481 Mass. 1029

January 29, 2019


Practice, Civil, Action in nature of mandamus, Rescript from appellate court.

Page 1030

Kyl V. Myrick appeals from a judgment of the county court denying, without a hearing, his petition for relief in the nature of mandamus. In his petition, Myrick sought an order directing the Appeals Court to recall the rescript that it issued after affirming, in an unpublished decision, a final judgment of the Superior Court. [Note 2] See Myrick v. Harvard Univ., 91 Mass. App. Ct. 1109 (2017) (affirming dismissal of complaint on statute of limitations grounds). We affirm.

"Relief in the nature of mandamus is extraordinary, and is granted in the discretion of the court where no other relief is available." Montefusco v. Commonwealth, 452 Mass. 1015, 1015 (2008), quoting Murray v. Commonwealth, 447 Mass. 1010, 1010 (2006). "When a single justice denies relief in the nature of mandamus, '[her] determination will rarely be overturned.'" Montefusco, supra, quoting Mack v. Clerk of the Appeals Court, 427 Mass. 1011, 1012 (1998). "A complaint in the nature of mandamus is 'a call to a government official to perform a clear cut duty,' and the remedy is limited to requiring action on the part of the government official." Montefusco, supra, quoting Simmons v. Clerk-Magistrate of the Boston Div. of the Hous. Court Dep't, 448 Mass. 57, 59-60 (2006). The Appeals Court had no duty to recall the rescript, which court records show was duly issued in accordance with the rules of appellate procedure. [Note 3] To the extent that Myrick seeks an order directing the Appeals Court to reverse the judgment of the Superior Court, "mandamus will not issue to direct a judicial officer to make a particular decision or to review, or reverse, a decision made by a judicial officer on an issue properly before him or her." Montefusco, supra, quoting Callahan v. Superior Court, 410 Mass. 1001, 1001 (1991). Moreover, mandamus is not "to be used as a substitute for ordinary appellate procedure." Myrick v. Superior Court Dep't, 479 Mass. 1012, 1012 (2018), quoting Rines v. Justices of the Superior Court, 330 Mass. 368, 371 (1953). Contrary to Myrick's suggestion, the fact that he had a separate appeal pending here in no way barred him from pursuing the ordinary process by applying for further appellate review.

In sum, Myrick has not demonstrated any entitlement to relief in the nature of mandamus. The single justice properly denied relief.

Judgment affirmed.

Kyl V. Myrick, pro se.


[Note 1] The real party in interest, Harvard University, which was the defendant in the Superior Court action, was not named in the petition in the county court.

[Note 2] This was apparently intended to enable Myrick to file a belated application for further appellate review.

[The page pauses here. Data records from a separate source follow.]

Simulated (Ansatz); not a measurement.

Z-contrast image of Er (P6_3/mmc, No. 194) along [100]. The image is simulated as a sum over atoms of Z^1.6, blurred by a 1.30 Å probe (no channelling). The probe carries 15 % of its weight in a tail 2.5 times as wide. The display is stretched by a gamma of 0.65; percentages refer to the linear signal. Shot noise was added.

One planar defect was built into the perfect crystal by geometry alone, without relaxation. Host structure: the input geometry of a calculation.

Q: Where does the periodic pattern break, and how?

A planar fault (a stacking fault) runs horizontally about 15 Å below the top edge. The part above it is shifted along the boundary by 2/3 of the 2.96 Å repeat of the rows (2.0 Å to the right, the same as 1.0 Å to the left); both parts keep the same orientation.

[Note 3] Both in his brief and in his petition, Myrick suggests repeatedly that the doctrine of present execution has been violated in this matter. The doctrine of present execution authorizes appellate review of interlocutory orders of the trial court in certain narrowly limited circumstances, see, e.g., Patel v. Martin, 481 Mass. 29, 32 (2018), and has no applicability to an appeal from a final judgment of the trial court.